2.6.32-longterm review patch. If anyone has any objections, please let me know.
------------------
From: Brian Foster <[email protected]>
commit 97795d2a5b8d3c8dc4365d4bd3404191840453ba upstream.
If we hit a condition where we have allocated metadata blocks that
were not appropriately reserved, we risk underflow of
ei->i_reserved_meta_blocks. In turn, this can throw
sbi->s_dirtyclusters_counter significantly out of whack and undermine
the nondelalloc fallback logic in ext4_nonda_switch(). Warn if this
occurs and set i_allocated_meta_blocks to avoid this problem.
This condition is reproduced by xfstests 270 against ext2 with
delalloc enabled:
Mar 28 08:58:02 localhost kernel: [ 171.526344] EXT4-fs (loop1): delayed block allocation failed for inode 14 at logical offset 64486 with max blocks 64 with error -28
Mar 28 08:58:02 localhost kernel: [ 171.526346] EXT4-fs (loop1): This should not happen!! Data will be lost
270 ultimately fails with an inconsistent filesystem and requires an
fsck to repair. The cause of the error is an underflow in
ext4_da_update_reserve_space() due to an unreserved meta block
allocation.
Signed-off-by: Brian Foster <[email protected]>
Signed-off-by: "Theodore Ts'o" <[email protected]>
Signed-off-by: Greg Kroah-Hartman <[email protected]>
Signed-off-by: Willy Tarreau <[email protected]>
---
fs/ext4/inode.c | 9 +++++++++
1 files changed, 9 insertions(+), 0 deletions(-)

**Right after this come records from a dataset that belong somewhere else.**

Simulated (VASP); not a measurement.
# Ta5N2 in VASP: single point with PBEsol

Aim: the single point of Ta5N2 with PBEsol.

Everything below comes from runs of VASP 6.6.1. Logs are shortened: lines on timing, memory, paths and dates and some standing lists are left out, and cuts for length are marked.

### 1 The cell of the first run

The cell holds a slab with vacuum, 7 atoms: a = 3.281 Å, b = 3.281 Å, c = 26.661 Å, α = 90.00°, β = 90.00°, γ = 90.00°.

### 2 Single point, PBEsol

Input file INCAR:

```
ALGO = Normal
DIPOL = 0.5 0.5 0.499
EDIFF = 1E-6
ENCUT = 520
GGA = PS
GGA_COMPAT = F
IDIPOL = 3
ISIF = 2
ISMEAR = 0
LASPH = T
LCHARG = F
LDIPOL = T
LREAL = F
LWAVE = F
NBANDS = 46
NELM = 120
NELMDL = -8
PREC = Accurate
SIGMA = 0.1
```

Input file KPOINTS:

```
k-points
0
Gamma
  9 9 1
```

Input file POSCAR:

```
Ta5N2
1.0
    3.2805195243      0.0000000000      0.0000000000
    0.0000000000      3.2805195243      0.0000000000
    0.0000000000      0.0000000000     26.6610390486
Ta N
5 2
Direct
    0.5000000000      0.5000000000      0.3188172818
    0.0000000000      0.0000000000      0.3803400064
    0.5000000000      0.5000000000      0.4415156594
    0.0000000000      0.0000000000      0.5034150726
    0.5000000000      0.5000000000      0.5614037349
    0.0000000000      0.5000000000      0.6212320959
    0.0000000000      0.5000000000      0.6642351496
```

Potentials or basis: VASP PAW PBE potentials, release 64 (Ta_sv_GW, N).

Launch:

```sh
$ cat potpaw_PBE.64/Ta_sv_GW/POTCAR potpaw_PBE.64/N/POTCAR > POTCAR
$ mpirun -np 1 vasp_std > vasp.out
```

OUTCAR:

diff --git a/fs/ext4/inode.c b/fs/ext4/inode.c
index 72ba88f..efe6363 100644
--- a/fs/ext4/inode.c
+++ b/fs/ext4/inode.c
@@ -1112,6 +1112,15 @@ void ext4_da_update_reserve_space(struct inode *inode,
used = ei->i_reserved_data_blocks;
}
+ if (unlikely(ei->i_allocated_meta_blocks > ei->i_reserved_meta_blocks)) {
+ ext4_msg(inode->i_sb, KERN_NOTICE, "%s: ino %lu, allocated %d "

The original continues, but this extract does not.